After few trips to caves - and I mean the cave as the nature created them, no concrete walkways, just the mud and narrow passages - I was hooked. In the natural darkness, your life depends on light. No light, no safe way out. These 5$ headlamps with "fire" in their names from ebay are not the best choice and professional lamps like Scurion are quite expensive. So? Let's make custom headlamp!
What I need from the headlamp:
- Mud/water/shock/bomb proof casing.
- Long burntimes with reasonable light output.
- High power mode for photography and large areas.
- High efficiency.
- Reasonable CRI and warmish color temperature.
- Wide range of output power.
- Flood and spot LED.
- Thermal and low voltage limits.
- Reasonably low-cost.
After the first iteration I was still not satisfied. Cooling through vias under LEDs was insufficient, going over 200 lumens was complicated, the custom LED driver based on PIC MCU internal comparator was far from being effective,... So here comes the new iteration!
Newest Cree XP-L2 LED can go up to 3 A (or more if you are crazy enough), most low voltage LED drivers can't run on such currents and these that can won't work below 4 volts or so. Therefore I designed custom buck driver that can work on single 18650 Li-Ion with currents over 2 amps (higher currents can be reached by replacing coil and MOSFET for higher power alternatives).
It's hystersis driven buck converter with current feedback. The current is sensed on 0,056 ohm resistor, voltage across this resistor is amplified by opamp and fed to the comparator. The comparator is brain of the driver. When the measured voltage is higher than reference voltage generated by MCU, it turn's the MOSFET off, current drops below hystersis, MOSFET is turned on again and the cycle starts again. Nothing fancy, but quite simple. Only few parts are required and measured efficiency is reaching 96 % (when battery voltage is close to output voltage, average efficiency is around 90 %).
One disadvantage of such design is limited lowest possible current, it can't go below half of the hystersis current. So for this reason 10-100 % output is constant current, 0-10 % is dimmed by PWM.

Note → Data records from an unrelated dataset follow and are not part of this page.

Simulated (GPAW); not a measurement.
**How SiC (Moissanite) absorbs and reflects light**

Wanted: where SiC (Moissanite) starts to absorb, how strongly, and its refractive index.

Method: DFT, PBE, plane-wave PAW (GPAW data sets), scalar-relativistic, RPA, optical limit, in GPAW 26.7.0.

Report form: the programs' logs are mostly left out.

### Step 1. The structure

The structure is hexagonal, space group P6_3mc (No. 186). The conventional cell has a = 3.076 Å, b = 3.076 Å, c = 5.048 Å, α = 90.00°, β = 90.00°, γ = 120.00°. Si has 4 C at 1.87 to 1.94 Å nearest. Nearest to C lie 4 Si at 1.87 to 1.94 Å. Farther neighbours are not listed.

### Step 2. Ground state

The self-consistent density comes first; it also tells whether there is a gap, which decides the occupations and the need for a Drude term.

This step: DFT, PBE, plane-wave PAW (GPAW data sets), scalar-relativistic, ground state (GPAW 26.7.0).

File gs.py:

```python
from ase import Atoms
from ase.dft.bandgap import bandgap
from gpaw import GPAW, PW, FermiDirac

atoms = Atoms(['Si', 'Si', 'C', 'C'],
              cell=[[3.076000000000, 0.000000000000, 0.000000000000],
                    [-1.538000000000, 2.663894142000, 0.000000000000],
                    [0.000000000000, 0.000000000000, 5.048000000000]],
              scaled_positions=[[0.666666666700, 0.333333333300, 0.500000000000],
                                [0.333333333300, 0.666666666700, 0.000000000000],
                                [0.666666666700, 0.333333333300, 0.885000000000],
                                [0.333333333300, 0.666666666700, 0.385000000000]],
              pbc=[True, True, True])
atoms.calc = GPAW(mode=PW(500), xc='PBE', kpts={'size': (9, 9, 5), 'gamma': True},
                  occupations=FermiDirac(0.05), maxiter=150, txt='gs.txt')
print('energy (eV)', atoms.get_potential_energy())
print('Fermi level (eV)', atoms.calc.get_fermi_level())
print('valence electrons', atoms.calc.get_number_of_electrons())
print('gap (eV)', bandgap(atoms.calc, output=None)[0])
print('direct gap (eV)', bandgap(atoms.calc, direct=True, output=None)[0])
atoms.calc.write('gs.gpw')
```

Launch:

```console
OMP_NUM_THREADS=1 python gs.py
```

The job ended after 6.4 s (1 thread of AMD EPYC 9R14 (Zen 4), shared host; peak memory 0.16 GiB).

The lamp is controlled by attiny 841. It generates two PWM signals which are fed to RC filter to get a DC voltage reference for two LED drivers.
The MCU is taking care of low voltage and overheating, when certain limits are reached, the output power is limited. When the battery is almost flat, the lamp switches to low power mode that can run for few more hours.
I'm also experimenting with automated light control based on reflected light. The light is measured by phototransistor and processed through PID regulator. It works quite nice on very short distances, but the sensitivity is too low for real use so far as the phototransistor is buried at the bottom of the lamp and only a tiny fraction of reflected light can reach it.
I'm using optiboot bootloader, but the code itself is completely arduino-free. No arduiono libraries were used, just the pure avr-glibc and custom makefile. To make it a bit friendly to other programmers, the hardware control routines form a simple API. To write a custom control mode only basic C knowledge is required, no need to touch hw directly. The API will provide programmer with button states, time of button press/release, light control in 255 steps for each high power LED, etc.
The body is machined from 6082 alluminium alloy.
Battery box is 3D printed from PET-G. To improve the waterproofness I painted it with ABS dissolved in isopropyl alcohol.
The lamp can run on single 18650, but to improve the burn times, I designed battery box for two cell pack. Two parallel 18650 can provide enough power for the whole day caving trip easily. The battery pack is protected by custom board with BQ29700 controller.